The Court finds that PNM is not completely without a remedy. PNM can acquire a voluntary easement under 25 U.S.C. §§ 323-328. As stated supra, this statutory scheme and administrative procedure is an alternative to § 357’s condemnation of allotted land in federal court. See generally Miller, 26 Am. Indian L.Rev. at 121-25 (recognizing that the only way to *1173obtain easements over tribal lands is by the procedures set out in §§ 323-328 and detailed in the regulations, which requires approval from the Secretary of Interior and written consent from the appropriate tribal officials).
The Court concludes that under Rule 19(a) the Nation is a required party that cannot be joined and that under Rule 19(b) the Court cannot “in equity and good conscience” proceed with this condemnation action against the Two Allotments.
IT IS ORDERED that the MOTION TO DISMISS THE NAVAJO NATION AND ALLOTMENT NUMBERS 1160 AND 1392 (Doc. No. 32) is granted and the claims against the Nation and the Two Allotments will be dismissed without prejudice for lack of subject matter jurisdiction.
. Lorraine J. Barboan, Laura H. Chaco, Benjamin A. House, Mary R. House, Annie H. Sorrell, and Dorothy W. House are owners of fractional interests in Allotment 1160.

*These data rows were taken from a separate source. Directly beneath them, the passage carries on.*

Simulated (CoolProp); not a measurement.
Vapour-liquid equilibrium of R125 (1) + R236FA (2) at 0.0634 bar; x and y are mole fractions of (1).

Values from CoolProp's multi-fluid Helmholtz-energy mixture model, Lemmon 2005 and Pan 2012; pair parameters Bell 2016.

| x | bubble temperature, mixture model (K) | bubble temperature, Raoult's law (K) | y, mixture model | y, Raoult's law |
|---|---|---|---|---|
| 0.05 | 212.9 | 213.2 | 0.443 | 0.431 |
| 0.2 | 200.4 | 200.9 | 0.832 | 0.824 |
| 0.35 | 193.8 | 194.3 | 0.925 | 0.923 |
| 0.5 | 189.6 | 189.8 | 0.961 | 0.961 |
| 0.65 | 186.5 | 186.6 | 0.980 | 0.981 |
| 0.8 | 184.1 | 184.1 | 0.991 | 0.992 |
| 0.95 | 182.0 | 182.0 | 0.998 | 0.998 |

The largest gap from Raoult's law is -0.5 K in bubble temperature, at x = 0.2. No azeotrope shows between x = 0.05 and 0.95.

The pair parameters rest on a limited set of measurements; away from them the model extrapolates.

. Jones Dehiya is an owner of a fractional interest in Allotment 1204.
. Kalvin Charley, Mary B. Charley, Melvin L. Charley, Marla L. Charley, Christine G. Be-gay, Jimmie Gray, Thompson Grey, and Bob Grey are owners of fractional interests in Allotment 1340.
. Leonard Willie, Irene Willie, Charley Johnson, Eloise J. Smith, and Shawn Stevens are owners of fractional interests in Allotment 1392.
. Glen C. Charleston and Glenda G. Charleston are owners of fractional interests in Allotment 1877.
. Despite the joinder of the 22 Defendants in the Motion, the other three allotments will not be dismissed.
. Under Rule 71.1, a plaintiff seeking to condemn property may amend its complaint without leave of the court and at any time before the trial on compensation. Fed. R.Civ.P. 71.1(f).
. In its answer, the United States Department of Health and Human Services asserts that it has sovereign immunity from this suit. See ANSWER OF HEALTH AND HUMAN SERVICE TO THE AMENDED COMPLAINT (Doc. No. 97) at 7.
. On September 18, 2015, the 22 Defendants filed a trespass suit against PNM and the United States, as a nominal defendant, in the United States District Court for the District of New Mexico. See Barboan et al. v. Public Service Co. of N.M., Case No. 15 CV 826 LF/KK. The United States has moved to dismiss the case. Id. (Doc. No. 14).
. The FAC does not allege whether PNM sought the Nation's consent to renew the Original Easement. PNM’s application for renewal is still pending at the BIA. See FAC ¶ 35.
. See generally Todd Miller, Easements on Tribal Sovereignty, 26 Am. Indian L.Rev. 105, 121-25 (2002) (hereinafter Miller). "The only way to obtain these easements [over tribal lands] is by the procedures set out in [§§ 323-328] and detailed in the regulations. This requires approval from the Secretary of Interior and written consent from the appropriate tribal officials.” Id.
. Under § 2213, the Secretary may remove a lien if the Secretary finds that (1) the costs of administering the interest equal or exceed the revenue; (2) it will take an unreasonable period of time for the parcel to generate revenue that equals the purchase price; (3) a subsequent decrease in value of the parcel makes it unlikely to generate revenue that equals the purchase price in a reasonable time; or (4) payment of the purchase price has been tendered into the Acquisition Fund created under § 2215.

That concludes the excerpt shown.